Last Sunday we migrated all of our customers, data and systems to a new primary data center in order to set the foundations for further growth. The migration involved synchronizing approximately 10 terabytes (TB) over the 1,500km between our old primary data center in Dallas and a new pre-prepared data center in Chicago. 10 TB is approximately the equivalent of the entire printed collection of the US Library of Congress.
On the day we had 34 staff in multiple offices performing data migration, database and infrastructure tasks, testing the application to ensure the migration had completed successfully, taking care of social media and customer tickets and standing by just in case we had any code issues. The team atmosphere was great with people pitching in where required from making coffees to triaging issues.
We completed the whole process about an hour early and have had a very small number of issues since we went live. For those of you that have been involved in large IT projects you will be aware that migrations are not often this smooth. The key for Xero was a lot of preparation and practice combined with a very talented and committed team.
Since the migration the Xero applications have been slightly better than 10% faster. While our goals weren’t performance related, it is good to see a material improvement.
The project to plan for, design, build and migrate to our new hosting environment started in late June 2012 with a planning trip to San Francisco to meet with our CTO and then on to San Antonio, Texas to meet with Rackspace – our primary hosting partner.

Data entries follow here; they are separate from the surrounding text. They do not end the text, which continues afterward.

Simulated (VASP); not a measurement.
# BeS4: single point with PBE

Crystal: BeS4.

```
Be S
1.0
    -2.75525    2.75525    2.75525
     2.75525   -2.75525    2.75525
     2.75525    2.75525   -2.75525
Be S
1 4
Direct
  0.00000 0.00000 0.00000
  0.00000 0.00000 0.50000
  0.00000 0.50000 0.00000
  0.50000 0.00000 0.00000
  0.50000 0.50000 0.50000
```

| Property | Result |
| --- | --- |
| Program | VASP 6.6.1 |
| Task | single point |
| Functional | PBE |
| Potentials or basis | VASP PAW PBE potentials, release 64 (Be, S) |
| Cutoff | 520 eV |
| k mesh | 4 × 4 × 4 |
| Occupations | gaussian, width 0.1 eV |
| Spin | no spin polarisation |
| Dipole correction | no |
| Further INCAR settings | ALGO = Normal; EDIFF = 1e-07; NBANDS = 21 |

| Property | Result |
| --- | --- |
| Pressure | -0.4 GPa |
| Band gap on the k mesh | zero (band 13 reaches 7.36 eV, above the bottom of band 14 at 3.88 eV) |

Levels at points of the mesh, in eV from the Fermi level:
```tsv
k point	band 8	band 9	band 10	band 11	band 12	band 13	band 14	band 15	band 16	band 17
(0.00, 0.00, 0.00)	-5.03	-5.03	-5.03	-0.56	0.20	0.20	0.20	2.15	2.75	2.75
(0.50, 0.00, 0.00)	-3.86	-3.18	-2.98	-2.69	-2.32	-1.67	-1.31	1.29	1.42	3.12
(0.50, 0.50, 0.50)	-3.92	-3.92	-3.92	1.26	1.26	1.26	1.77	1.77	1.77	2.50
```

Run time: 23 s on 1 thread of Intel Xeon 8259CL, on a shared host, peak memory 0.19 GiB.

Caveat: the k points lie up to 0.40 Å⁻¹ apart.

We looked at the various options open to us from Platform as a Service (PaaS) offerings such as Microsoft Azure, Amazon AWS and Rackspace OpenCloud through to building and managing our own equipment. Ultimately we settled on the Rackspace Private Cloud solution based on a number of factors that allowed us to meet timeframes, performance and capacity drivers, the need for rapid scaling and of course cost effectiveness.
We have been operating on the Rackspace Managed Hosting and Private Cloud solutions since March 2008. Rackspace offer a flexible and comprehensive solution that gives us a good balance between the benefits of our own equipment and Infrastructure as a Service.
A number of people have asked us for the technical details of our new hosting environment so the remainder of this post covers further disclosable aspects of the environment.
The new hosting environment has completely new equipment, new versions of our virtualization software, operating systems, database software and SAN hardware. Every aspect of the environment has redundancy, which means that the failure of one (or often multiple) components won’t affect our customers.
We run a 10 Gb network backbone with smaller servers and devices connected by one or two 1 Gb connections. We have F5 load balancers and some undisclosable intrusion detection systems and firewalls.
We moved our storage to an EMC VNX SAN, which has a mixture of SSD flash and traditional spinning disks. Overall we have over 100 TB of usable storage due to the need for multiple redundant copies of key data.
The servers in our new hosting environment are almost entirely virtualized on dedicated physical servers running VMWare vSphere 5.1. We have two clusters – one runs application and utility servers and the other runs some of our database servers. Most of our servers run Windows Server 2008 R2 although we have a small number running linux.
Our database layer was upgraded from Microsoft SQL Server 2008 to 2012. 2012 has a number of new features but the most important for us was AlwaysOn Availability Groups. Our old platform used Windows Clustering failover SQL instances for database resilience and we wanted something better. By comparison Availability Groups are much easier to implement and maintain and recover rapidly in the event of a failure.